Authors contend that switching from short-term gains to a long view improves profits and sales

By John Simons, The Wall Street Journal, Dec. 27, 2016.

Should corporate leaders focus on short-term gains or take the long view?

Adherents of long-term management will find potent ammunition in a new study from a pair of management researchers who conclude that myopic leaders are hampering businesses by failing to invest in innovation and risky projects.

What’s more, they say that switching to a long-term outlook can improve a company’s operating performance by several measures—return on assets, operating profits, and sales growth—within two years.

Simply put, an increased long-term orientation fosters innovation and enhances market value, argue authors Caroline Flammer of Boston University’s Questrom School of Business and Pratima Bansal of the University of Western Ontario’s Ivey Business School. Their paper, “Does a Long-Term Orientation Create Value?,” is slated to publish in a coming issue of the Strategic Management Journal.

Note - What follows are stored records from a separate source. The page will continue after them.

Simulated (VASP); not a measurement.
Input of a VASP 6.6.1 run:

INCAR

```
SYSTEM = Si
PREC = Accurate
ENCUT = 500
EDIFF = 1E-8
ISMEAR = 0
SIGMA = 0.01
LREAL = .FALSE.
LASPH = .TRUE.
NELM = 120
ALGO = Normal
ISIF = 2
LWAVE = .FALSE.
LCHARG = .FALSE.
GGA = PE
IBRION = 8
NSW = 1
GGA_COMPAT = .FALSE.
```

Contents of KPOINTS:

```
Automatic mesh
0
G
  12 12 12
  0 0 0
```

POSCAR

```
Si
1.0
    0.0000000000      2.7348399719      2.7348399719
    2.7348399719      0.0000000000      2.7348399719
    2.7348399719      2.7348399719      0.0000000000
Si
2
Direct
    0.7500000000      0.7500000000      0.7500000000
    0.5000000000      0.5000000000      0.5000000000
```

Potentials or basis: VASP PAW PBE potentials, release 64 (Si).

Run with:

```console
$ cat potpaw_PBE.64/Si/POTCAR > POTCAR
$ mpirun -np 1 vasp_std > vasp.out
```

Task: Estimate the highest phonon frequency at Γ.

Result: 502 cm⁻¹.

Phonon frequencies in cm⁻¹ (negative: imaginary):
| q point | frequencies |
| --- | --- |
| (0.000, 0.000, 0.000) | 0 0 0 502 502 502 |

To determine whether executives with a long view logged better performance, researchers identified 808 shareholder proposals on long-term executive compensation between 1997 and 2012, and examined the measures that passed by a small margin of votes.

The executive compensation proposals included awards of restricted stock, restricted stock options, and long-term incentive plans. The researchers measured the effects of approved proposals during the year of passage, one year later, and then three years after passage.